The pivotal issue in the trial was whether or not certain employees were in the employment of the Gas Company or the Tractor Company when the alleged damages (agreed upon) were sustained. We will now advert to the nature of the suit and the evidence which, so far as pertinent issues on this appeal are concerned, is largely undisputed as we view the record.
It seems that the Sportswear Company was having trouble with its manufacturing process due to inadequacy of gas pressure on January 24, 1963, which was an extremely cold day. The plant was served with butane gas from a tank that was not functioning properly. The defendant Gas Company was serving the plant with butane gas, and on that day undertook to install or set up another surface tank on the premises owned by the Frisco Builders and occupied by the Sportswear Company. Both suffered damages when the gas in the tank being installed caught fire. There is no contention here but that the employees who did the installing or setting up the tank were guilty of negligence that proximately caused the stipulated damages. The pertinent issue in the trial court, and on this appeal, is whether the employees who transported the tank to the premises and undertook to set it up for use there were, in such work, the employees of the Gas Company or the Tractor Company.
We have closely examined the evidence, having reviewed it in full more than one time. We conclude therefrom that the employees at this particular installation were the employees of the Gas Company who were "borrowed" from the Tractor Company.
The three men (Holder, Manning and Gibbs) who transported and attempted to install or set up the tank were, at the time, in the general employment and on the payroll of the Tractor Company. We might note here that the Gas Company and the Tractor Company, and their employees, *475 were housed in the same building for convenience, but there was no mutuality of employment among them. The bookkeepers sometimes reciprocated in helping each other. The Gas Company had its own employees, and so did the Tractor Company. When needed, the Gas Company employees attached butane equipment to tractors of the Tractor Company for which service the Gas Company would bill the Tractor Company. There was a family friendship that invited reciprocal service for pay when needed, and occasionally for accommodation.

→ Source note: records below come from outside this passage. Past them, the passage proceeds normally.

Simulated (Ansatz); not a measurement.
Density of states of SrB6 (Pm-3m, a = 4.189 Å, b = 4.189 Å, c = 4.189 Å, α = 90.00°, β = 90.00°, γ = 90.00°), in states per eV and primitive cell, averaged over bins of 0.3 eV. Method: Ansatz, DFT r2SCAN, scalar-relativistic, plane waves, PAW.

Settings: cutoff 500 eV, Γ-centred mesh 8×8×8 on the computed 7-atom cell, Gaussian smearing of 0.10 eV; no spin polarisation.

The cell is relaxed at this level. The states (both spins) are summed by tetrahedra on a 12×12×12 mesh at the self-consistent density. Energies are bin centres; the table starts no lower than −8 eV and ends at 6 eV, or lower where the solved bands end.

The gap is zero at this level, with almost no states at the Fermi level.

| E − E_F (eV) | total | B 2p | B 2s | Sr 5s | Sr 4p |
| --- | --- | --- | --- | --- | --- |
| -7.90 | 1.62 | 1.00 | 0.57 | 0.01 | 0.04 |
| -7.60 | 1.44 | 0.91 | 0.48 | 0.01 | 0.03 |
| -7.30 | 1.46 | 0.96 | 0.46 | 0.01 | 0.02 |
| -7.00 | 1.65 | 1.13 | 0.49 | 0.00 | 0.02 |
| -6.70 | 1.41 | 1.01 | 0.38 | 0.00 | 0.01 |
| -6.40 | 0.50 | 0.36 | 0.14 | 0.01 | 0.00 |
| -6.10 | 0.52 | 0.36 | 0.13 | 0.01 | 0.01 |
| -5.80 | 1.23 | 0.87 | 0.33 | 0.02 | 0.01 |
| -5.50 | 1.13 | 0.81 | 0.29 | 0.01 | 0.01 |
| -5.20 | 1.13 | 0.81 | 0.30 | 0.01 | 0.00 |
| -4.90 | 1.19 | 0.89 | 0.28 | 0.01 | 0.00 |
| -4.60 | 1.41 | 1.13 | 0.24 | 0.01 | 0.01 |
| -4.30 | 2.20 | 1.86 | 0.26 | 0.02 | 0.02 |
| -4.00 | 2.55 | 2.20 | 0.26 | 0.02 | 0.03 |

In the instant case, Cecil Booth, acting manager for the Gas Company in the absence of the regular manager, and with full authority, importuned Ed Holder, with the assistance of Manning and Gibbs, all general employees of the Tractor Company at the time, to deliver and set up the tank on the premises of Frisco Builders, Inc., for use of Frisco Sportswear. The Gas Company paid them in cash for the service. The Tractor Company gave them permission to perform the service; that they were not busy that day. He further testified that on January 24, 1963, when they moved the tank, they operated under the instructions of Cecil Booth, acting manager of the Gas Company, and that he was accountable to him for his operations in moving the tank that day. He, also, testified that when the accident occurred he was working for Hendrix Gas Company, and was paid by the Gas Company for the service.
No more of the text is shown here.